Summer Term @Ross Marine Science students have been busy researching the East End’s coastal ecosystems and marine life with instructor Dr. Jack Szczepanski. During the first week, Jack introduced them to the inhabitants in the lab at Ross, including cuttlefish and red-eared slider turtles (rescues from local waters), and discussed the wild sea life found in Long Island’s oceans and bays.
Jack, who brings extensive experience leading oceanography and ecological studies, says the class is heavily focused on getting “hands on” with marine science, both in the lab and in the field. For example, students dissected a dogfish last week to get a closer look at a shark’s anatomy.
They also keep informed about current happenings in the waters, near and far. The students recently watched Jaws as well as news footage of a great white shark attack on pro surfer Mick Fanning, and then discussed shark behavior and being safe in the water.
Jack is also introducing the class to topics of especially local interest, including efforts to restore Long Island’s bays and fisheries. He is currently working with Stony Brook University scientists on the Shinnecock Bay Restoration Project, and recently helped plant eelgrass and start up an oyster bay.
Out in the field, the class has explored Fresh Pond in the nearby town of Amagansett, and gone “behind the scenes” at the Long Island Aquarium with the aquarium’s cofounder, Joe Yaiullo. “It was great to have this kind of access to see the many different species of marine life, as well as how the experts care for and cultivate the habitats,” Jack said.
The trips are an opportunity for the class to observe diverse marine environments and communities and learn how weather can impact them. “After our recent rains, we may see different life-forms when we return to Fresh Pond,” Jack said.

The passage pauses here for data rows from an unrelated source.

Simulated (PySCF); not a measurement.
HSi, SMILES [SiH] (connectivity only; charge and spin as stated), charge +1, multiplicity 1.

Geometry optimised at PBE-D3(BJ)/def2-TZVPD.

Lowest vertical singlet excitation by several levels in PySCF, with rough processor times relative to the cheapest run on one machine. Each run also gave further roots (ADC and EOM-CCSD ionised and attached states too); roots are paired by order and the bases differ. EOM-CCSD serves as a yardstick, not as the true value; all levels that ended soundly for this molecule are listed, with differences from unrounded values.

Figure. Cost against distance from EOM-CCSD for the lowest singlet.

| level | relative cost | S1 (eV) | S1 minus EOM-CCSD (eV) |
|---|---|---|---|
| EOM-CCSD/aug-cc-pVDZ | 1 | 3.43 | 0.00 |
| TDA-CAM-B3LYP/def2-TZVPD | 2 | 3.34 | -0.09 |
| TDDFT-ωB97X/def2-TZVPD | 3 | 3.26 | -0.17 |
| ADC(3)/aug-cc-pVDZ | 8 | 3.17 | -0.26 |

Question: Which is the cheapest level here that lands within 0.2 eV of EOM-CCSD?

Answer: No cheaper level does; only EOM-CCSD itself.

The students are also relating the experiences to their own lives. One student realized that he had been swimming with cuttlefish on a vacation in Croatia. Others are talking with Jack about how to start their own marine tanks at home.
Next up, the class will tag along with the surfers at Sagg Main ocean beach to spot stingrays. They’ll also visit Clam Island, where they are likely to see the huge ospreys (fish-eating raptors) that often nest in nearby sanctuaries; and the East Hampton Town Shellfish Hatchery.